>**NOTATION:** $\ \mathbb Z_+\ $ is the set of all non-negative integers $\ 0\ 1\ \ldots$.

The answer to the ***Question*** is NOT, i.e.

**THEOREM**   There exists a flag complex $\ H=(V,E)\ $ and a cover $\ M\subseteq Max(E)\ $ such that for every cover $\ K\subseteq M\ $ we have that K is not minimal.

**PROOF**   Let $\ V\ $ be the set of all functions $\ f:\{0\ \ldots\ n\}\rightarrow \{0\,\ 1\}\ $ such that

 - $\ f(0):=0$

for every $\ n\in \mathbb Z_+.\ $ (Values $\ f(n)\ $ for $\ n>0\ $ can be arbitrarily equal $\ 0\ $ or $\ 1).\ $ Then $\ E\ $ is defined as the set of all chains $\ S\ $ of functions, meaning that

 - $\ \forall_{f:\{0\ \ldots\ n\}\rightarrow \mathbb Z_+\ and\ g:\{0\ \ldots\ m\}\rightarrow \mathbb Z_+}\ \ (\ n\le m\ \ \Rightarrow\ \ f=g|\{0\ldots n\}\ )$

Finally, let $\ M:=Max(E).\ $ Obviously we truly have a flag complex $\ H,\ $ and (as always) $\ Max(E)\ $ is a cover. Thus let's consider an arbitrary cover $\ K\subseteq M.\ $ Let $\ F\in K.\ $. I'll show that $\ K\setminus\{F\}\ $ is still a cover.

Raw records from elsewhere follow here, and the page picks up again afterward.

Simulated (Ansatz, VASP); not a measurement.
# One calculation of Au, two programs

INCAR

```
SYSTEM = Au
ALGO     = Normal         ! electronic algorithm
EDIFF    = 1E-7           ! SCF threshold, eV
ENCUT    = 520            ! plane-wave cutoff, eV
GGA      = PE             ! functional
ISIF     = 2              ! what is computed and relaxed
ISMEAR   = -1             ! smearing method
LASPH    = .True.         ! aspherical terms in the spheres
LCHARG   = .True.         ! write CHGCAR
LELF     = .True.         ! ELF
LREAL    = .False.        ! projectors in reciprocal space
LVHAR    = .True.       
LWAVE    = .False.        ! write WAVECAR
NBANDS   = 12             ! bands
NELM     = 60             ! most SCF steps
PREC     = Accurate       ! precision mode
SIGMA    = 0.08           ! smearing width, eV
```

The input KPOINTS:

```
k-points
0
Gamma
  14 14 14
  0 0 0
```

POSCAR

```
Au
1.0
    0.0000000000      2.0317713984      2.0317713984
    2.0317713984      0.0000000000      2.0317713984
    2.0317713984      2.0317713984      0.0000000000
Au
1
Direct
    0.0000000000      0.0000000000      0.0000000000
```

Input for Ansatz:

**Indeed**, Let $\ f\in F.\ $ Then there exists a unique $\ f':\{0\ \ldots\ n\!+\!1\}\rightarrow\{0\,\ 1\}\ $ such that $\ f'\in F\ $ and $\ f=f'|\{0\ldots n\}.\ $ Consider the unique $\ g:\{0\ \ldots\ n\!+\!1\}\rightarrow\{0\,\ 1\}\ $ such that $\ f'\!\ne g\in E\ $ and $\ f=g|\{0\ldots n\}.\ $ Thus $\ g\notin F,\ $ hence there exists $\ G\in K\setminus\{F\}\ $ such that $\ g\in G.\ $ But this means that also $\ f\in G.\ $ Since $\ f\in F\ $ was arbitrary, this means that $\ F\subseteq K\setminus\{F\}. $ **END of proof**

>**REMARK**   In my example the required cover $\ M\ $ is special, it is the whole $\ Max(E)$.